The grey Danish summer weather provided some serious reading time over the holidays. I lost myself in Haruki Murukami’s mammoth tale of parallel worlds, ‘1Q84’.
The book made me rather paranoid – what if we were living in a parallel world? So much at the moment seems to be out of place. From the good (Leicester winning the Premier League) to the not so good (Brexit, Donald Trump …), nobody saw any of these events coming. Had I somehow slipped into another universe?
Reality bites
In the absence of any clear signs to the contrary (there’s a handy second moon in the sky in ‘1Q84’), I have come to the conclusion that this is indeed reality as we know it, and I have been pondering on the cause of recent events.
In global economic terms, one theme of the past 30 years has been the undeniable triumph of ‘neoliberalism’ – the idea that economics is a system independent of ethics or normative judgements, and instead one where markets are the supreme moral arbiter, independent of pesky human subjectivity and argument.

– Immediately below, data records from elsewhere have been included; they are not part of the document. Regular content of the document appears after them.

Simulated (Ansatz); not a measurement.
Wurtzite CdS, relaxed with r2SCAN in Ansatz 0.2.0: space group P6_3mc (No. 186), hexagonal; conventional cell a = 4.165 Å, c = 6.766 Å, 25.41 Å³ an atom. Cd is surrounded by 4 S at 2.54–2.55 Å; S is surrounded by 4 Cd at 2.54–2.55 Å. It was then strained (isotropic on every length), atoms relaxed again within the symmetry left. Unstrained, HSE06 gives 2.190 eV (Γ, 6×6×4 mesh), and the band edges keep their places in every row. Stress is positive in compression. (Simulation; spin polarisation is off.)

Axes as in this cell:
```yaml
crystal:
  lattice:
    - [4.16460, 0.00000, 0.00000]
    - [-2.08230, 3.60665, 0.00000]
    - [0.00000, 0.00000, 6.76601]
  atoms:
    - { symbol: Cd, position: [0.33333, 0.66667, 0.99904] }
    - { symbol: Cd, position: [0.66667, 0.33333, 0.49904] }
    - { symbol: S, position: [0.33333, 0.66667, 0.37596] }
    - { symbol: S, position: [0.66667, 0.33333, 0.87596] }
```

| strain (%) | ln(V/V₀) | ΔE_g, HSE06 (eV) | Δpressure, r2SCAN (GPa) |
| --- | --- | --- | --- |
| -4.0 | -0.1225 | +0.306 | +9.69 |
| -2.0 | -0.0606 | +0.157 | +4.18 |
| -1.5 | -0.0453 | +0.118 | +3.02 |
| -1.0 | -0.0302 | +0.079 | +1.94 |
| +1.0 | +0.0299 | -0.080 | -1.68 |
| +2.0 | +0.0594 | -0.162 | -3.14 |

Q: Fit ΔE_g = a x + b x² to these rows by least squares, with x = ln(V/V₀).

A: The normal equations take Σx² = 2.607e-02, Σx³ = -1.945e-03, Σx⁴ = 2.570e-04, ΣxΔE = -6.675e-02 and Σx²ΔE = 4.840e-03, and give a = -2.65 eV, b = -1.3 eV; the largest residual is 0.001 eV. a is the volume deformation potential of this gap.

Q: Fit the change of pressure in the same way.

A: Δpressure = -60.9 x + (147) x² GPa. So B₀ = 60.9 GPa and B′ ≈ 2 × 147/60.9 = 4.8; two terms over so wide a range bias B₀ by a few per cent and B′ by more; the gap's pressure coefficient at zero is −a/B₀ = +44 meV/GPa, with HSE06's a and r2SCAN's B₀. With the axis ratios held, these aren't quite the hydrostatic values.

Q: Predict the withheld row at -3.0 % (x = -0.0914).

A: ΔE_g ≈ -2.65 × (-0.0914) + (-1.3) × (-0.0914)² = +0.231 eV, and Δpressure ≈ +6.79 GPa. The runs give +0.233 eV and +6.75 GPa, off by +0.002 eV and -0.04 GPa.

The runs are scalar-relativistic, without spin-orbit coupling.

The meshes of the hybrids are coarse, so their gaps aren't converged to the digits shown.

Yet whilst ‘markets’ in isolation may be objective concepts, anything which involves us homo sapiens certainly is not. Economic policy that places our actions in an amoral sphere – dictated by the whims of the market, whilst undoubtedly creating enormous wealth for a few – has caused phenomenal wealth disparity whilst downgrading subjective, reasoned argument derived from conscience.
Beginning of the end?
Could this pervading sense of nihilism created by 30 years of neoliberal policy have created a platform for the election of Trump, someone utterly devoid of principle, a creature of whim solely concerned with his own narcissism and bank account? Or the success of Brexiteers, who campaigned on a staggering array of promises that now lie broken? Possibly.
But if that is true, it could also mean that neoliberalism has sown the seeds of its own destruction. One thing that the likes of Trump and the Brexiteers have in common is the lack of any cohesive argument. Policies come and go: there one minute, contradicted the next. Even a neoliberal policy cannot survive in an environment devoid of any coherent policy at all.